The prime interest rate at most major banks is now 8.5 percent, the lowest it has been in more than three years. That's good news for smart borrowers but not so good for young families trying to save money for a house.

Here's what the lower prime rate will mean:- If you have a home equity loan with an interest rate pegged to the prime, your monthly interest costs will be lower. Many home equity lines now have a variable rate 1.5 percentage points above the prime, which until recently would have meant a 10.5 percent interest rate on the home equity loan. That rate now will fall to 10 percent. If you are paying simple interest on a $50,000 loan, the reduction from 10.5 percent to 10 percent would reduce your interest payments from $437 to $416 a month.

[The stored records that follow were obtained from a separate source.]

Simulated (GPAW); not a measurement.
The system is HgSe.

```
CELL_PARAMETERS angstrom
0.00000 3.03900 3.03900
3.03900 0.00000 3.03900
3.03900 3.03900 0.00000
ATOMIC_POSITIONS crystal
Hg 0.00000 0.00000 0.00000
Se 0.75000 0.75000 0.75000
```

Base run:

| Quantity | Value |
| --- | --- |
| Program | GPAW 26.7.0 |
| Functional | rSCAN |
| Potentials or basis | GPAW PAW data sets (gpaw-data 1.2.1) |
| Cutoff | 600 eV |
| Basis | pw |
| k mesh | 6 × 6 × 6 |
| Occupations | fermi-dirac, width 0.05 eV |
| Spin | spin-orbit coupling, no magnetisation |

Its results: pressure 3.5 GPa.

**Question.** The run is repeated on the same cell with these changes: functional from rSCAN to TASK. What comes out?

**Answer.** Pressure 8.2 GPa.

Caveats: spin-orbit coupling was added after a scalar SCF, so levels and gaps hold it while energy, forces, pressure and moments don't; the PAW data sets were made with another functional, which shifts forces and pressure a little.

- The same thing will happen if you have a credit card with an interest rate linked to the prime. A card with a rate of prime plus 6 percentage points will now carry an interest rate of 14.5 percent, down from 15 percent.

- If you're thinking about getting a home equity loan, keep in mind that the current low rates are likely to rise in coming years and your monthly payments could increase substantially. For example, the prime rate was 11.5 percent in early 1989, which would put interest rates on many home equity loans at 13 percent. Simple interest on a $50,000 home equity loan at 13 percent interest would be $541 a month, compared with $416 at 10 percent interest.

The prime is a short-term rate and has no effect on long-term fixed-rate mortgage rates, which are still in the 9.5 percent interest range. But adjustable rate mortgages may fall slightly in response to lower interest on other short-term rates.

"ARMs are already at historic lows," said Keith Gum-binger of HSH Associates, a mortgage information service in Butler, N.J. "One-year adjustables are at the lowest rate ever. Right now we've averaging 7.33 percent nationally."

Gumbinger said ARMs might fall by a quarter percentage point, which would put them at about 7 percent. But with fixed-rate mortgages under 10 percent, few homebuyers - less than 20 percent - are getting ARMs these days.If you already have an adjustable rate mortgage linked to the one-year Treasury rate and are coming up for a rate adjustment, you'll be in good shape. One-year Treasuries were at 6.26 percent last week, which would put your ARM rate at about 9 percent if your margin is a typical 2 3/4. Those with ARMs tied to the 11th District Cost of Funds won't see any reductions in rates for two to three months, however, because that index moves very slowly.

The lower interest rates are bad news for young families trying to save money to buy a house.

Bank Rate Monitor, which tracks rates at leading banks and thrifts in major cities, found the average rate on one-year certificates of deposit on May 1 was a tiny 6.16 percent.

Publisher Robert Heady said that a half-point cut in the prime rate is likely to be followed by reductions of a quarter to a third of a point in the rates banks pay on certificates of deposit. That would put rates for one-year CDs below 6 percent.

After you take into account inflation of about 4 percent, and taxes on the interest you earn, a CD paying less than 6 percent is a losing proposition for most people.

Heady said the difference between what banks pay savers and what they charge borrowers is "the widest gap we've seen in nine years."

Over the last two years, he said, consumers have lost 3 1/4 percentage points in yield on short-term certificates of deposit and 2 percentage points on longer-term CDs. At the same time, interest on credit cards is up an average of eight-tenths of a point and interest on unsecured personal loans has risen by a quarter point. The cost of auto loans has fallen two-thirds of a point.

"This is a massive squeeze on the consumer," Heady said.